Welcome to the Grid [#42]

There are a lot of new web technologies emerging at the moment which really feel like we’re entering a new era. Over the last decade, the likes of HTML5, ES6+, flex box etc. have brought the web, and the technologies on which it is built, very much into the modern day. Accessibility, responsiveness and flexibility have become standards, instead of the nice-to-have pipe dreams they were when I first built a website. Still, a lot of the new features and developments have been addressing limitations of what the web was back in the early noughties.

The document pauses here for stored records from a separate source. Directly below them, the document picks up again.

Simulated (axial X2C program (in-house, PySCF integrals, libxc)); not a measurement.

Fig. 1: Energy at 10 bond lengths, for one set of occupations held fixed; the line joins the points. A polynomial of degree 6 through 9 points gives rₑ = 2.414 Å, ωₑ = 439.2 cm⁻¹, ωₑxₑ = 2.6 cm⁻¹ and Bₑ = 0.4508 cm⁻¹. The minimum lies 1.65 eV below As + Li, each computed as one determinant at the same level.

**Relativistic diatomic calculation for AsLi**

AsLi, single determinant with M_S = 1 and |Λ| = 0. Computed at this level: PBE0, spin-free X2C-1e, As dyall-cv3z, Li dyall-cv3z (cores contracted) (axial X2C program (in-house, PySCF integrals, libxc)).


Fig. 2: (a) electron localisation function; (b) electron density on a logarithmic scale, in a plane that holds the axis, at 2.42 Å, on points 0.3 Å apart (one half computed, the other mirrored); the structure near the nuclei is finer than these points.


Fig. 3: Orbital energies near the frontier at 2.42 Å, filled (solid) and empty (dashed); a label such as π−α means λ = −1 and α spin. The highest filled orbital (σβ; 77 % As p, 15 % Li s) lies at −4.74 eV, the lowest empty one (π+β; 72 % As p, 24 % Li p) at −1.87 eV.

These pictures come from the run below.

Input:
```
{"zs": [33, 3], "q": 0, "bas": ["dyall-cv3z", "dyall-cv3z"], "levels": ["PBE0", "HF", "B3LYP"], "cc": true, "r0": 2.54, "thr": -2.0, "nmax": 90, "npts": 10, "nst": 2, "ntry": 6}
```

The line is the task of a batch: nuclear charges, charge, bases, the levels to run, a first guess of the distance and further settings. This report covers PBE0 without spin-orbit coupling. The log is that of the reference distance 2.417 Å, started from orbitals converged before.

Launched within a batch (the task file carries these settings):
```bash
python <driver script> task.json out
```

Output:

Right now, then, is a little different. There are still plenty of problems with how the web operates, limitations to its functionality and misuses of its resources, but with a little time and effort a website can become everything it was ever designed to be, and much more. The next round of technological implementation, then, is redesigning the way the web works. Do you need an active internet connection to be ‘online? Not any more. Want a website to do more than simply house and interlink static text? That’s getting pretty common.

Despite these huge leaps forward in terms of functionality, one element of those old, dark days has remained missing. Right when I started to learn HTML the standard approach was to mimic page setting from magazines by using <table> elements. That practice died a deserved death, but ever since the web has been slightly restricted in how it can display information in a dynamic, yet rigidly structured, manner. There have been improvements, such as display:table, flex box and semantically clearer HTML (section, article, aside etc.), but ultimately none have met the ease of application of a table layout.

Hopefully that’s about to change, thanks to CSS Grid. It’s a technology I’ve heard bits and bobs about for some time, but I’ll admit it hasn’t excited me like service workers or PWAs have. Thanks to (yet another) great article from A List Apart, I’m now firmly on board the Grid train and willing it to go faster, and faster, and faster. Honestly, I love the whole concept, but for me one of the most exciting aspects is the quick prototyping available through template-areas. For a full breakdown, read the article, but the “aha!” moment for me was seeing how this:

.cards {
        display: grid;
        grid-template-columns: 1fr 1fr 1fr;
        grid-gap: 20px;
        grid-template-areas:
               “a a b”
               “. d d”
               “c e e”;
}

Is automatically translated into this:

Layout of 5 grid blocks and 1 empty cell, showing how CSS Grid can span columns and rows, auto-fill containers and be easily spaced.
The beauty of CSS Grid.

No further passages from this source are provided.